"the heavy yard gates..." ~ Jane Eyre
I inhale the air and it smells like a mixture of hyacinths and sugar. It makes me think of edible flowers and the violet candy that Tea used to share with me when we were in high school.
I spent most of this perfect spring day out in the sweetened air of my yard. The yard is one of the many wonderful aspects of this particular apartment. A long brick path leads you to this yard, which is surrounded by a white picket fence. The brick path expands itself into a brick patio, surrounded by uneven patches of grass and patches of dirt with grass seeds sitting on top in clusters.

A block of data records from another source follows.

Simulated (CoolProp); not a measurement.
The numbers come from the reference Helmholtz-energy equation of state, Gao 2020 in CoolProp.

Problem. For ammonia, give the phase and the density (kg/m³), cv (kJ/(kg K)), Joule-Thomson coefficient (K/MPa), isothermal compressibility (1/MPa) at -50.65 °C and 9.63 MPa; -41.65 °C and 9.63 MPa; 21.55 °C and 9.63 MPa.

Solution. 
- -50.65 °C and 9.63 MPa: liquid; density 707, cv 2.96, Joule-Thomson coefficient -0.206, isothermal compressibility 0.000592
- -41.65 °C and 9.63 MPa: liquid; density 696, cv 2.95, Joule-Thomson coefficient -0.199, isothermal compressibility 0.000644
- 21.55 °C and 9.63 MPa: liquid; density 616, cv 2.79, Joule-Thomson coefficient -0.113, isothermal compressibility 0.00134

Resting on the brick patio is a long, white table which has been the center of many barbecues. The table has seen many cuisines, from Cajun to Armenian, Italian to Greek. However, I think the table's favorite is All-American. Homemade potato salad, barbecued chicken, and macaroni salad frequent this table in the summer months, with pitchers of lemonade and iced tea. No apple pie, though. I am no baker.
One day I hope to have my own yard with a long picnic table. I have dreams of July 4th barbecues with tons of family and friends. The kind where all of the place settings have American flags on them and Americana adorns the house, where the BBQ is hot for hours, sparklers are given out to the kids, and I finish the meal with a red, white, and blue cake made of berries and vanilla frosting. The simple life in a peaceful place.
These are my coffee daydreams today.
This morning a solitary cup of coffee in an elongated HBO mug rests on the white table. It is one of my favorite mugs, given to me by a man I dated but had no interest in after I realized all I got were about three sentences in a conversation that lasted four hours. Next to the mug is Self magazine, opened to a page about how to cut extra sugar out of one's diet. I take my coffee with two Splendas and skim milk, so half of the battle is already won.
Sipping coffee, I glance at the corner of the yard. There is a wrought-iron base for a tent. There is beige fabric that makes up the remaining body of the tent. It almost looks out of place, like some exotic tent you would find in India. That makes sense, though, since one of my landlords is Hindu. There is an iron table that rests next to two iron chairs in the tent; the perfect setting for an afternoon tea. Especially chai.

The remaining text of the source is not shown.